Despite doing everything I possibly could to avoid it, and despite having sworn to myself that I would not ever stoop to this level, I had to do it tonight:
I had to call my parents and ask them to borrow money.
They’re more than willing to, and I"ll be able to pay it back within a month (when I get my next paycheck), and coming up short on rent isn’t entirely my fault, as I have two hundred pounds in the bank, but I can’t access it.
But I fucking swore I was not going to be that pitiful immature kid who moves away from home for the first time and within a few months needs to go crawling to mommy and daddy like some fucking overgrown toddler who can’t work a budget.
Apparently, I am incapable of dealing with the real world.

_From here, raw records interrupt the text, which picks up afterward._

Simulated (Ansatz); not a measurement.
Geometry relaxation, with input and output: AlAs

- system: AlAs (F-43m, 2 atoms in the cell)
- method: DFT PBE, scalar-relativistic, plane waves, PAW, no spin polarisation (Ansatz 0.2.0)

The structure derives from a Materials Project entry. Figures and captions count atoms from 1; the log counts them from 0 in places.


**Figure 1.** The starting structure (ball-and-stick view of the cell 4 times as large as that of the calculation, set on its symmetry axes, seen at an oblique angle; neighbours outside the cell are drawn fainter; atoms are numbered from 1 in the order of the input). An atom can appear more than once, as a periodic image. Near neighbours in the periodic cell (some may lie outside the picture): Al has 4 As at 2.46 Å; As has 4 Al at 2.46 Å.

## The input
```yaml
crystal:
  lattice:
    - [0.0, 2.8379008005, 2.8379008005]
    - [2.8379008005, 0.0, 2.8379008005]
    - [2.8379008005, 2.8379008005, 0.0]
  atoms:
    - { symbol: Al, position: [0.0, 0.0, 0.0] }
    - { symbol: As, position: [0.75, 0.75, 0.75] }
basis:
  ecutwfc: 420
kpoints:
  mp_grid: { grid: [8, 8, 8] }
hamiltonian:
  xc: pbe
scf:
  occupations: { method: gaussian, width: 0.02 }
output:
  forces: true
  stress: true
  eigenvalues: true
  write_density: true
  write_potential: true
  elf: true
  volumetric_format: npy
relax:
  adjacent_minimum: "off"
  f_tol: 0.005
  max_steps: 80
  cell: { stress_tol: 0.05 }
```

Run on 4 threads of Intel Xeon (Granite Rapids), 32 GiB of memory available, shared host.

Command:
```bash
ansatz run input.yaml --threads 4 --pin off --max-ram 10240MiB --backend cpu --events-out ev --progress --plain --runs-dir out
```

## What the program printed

In middle school I had a particularly brutal math teacher who once told me that I wouldn’t be able to make it in the real world. I’m beginning to think he was right, as I have so far demonstrated myself to be a complete and total fuckup, who at the age of twenty cannot fucking budget well enough to pay their own fucking rent. Consequently, I need to act as if I’m a ten-year-old who wants to go out to the movies, and beg Mommy and Daddy for help.
Fuck. That’s all I have to say about the situation: fuck it, fuck me for not seeing this coming, and fuck me twice for being such a failure at life.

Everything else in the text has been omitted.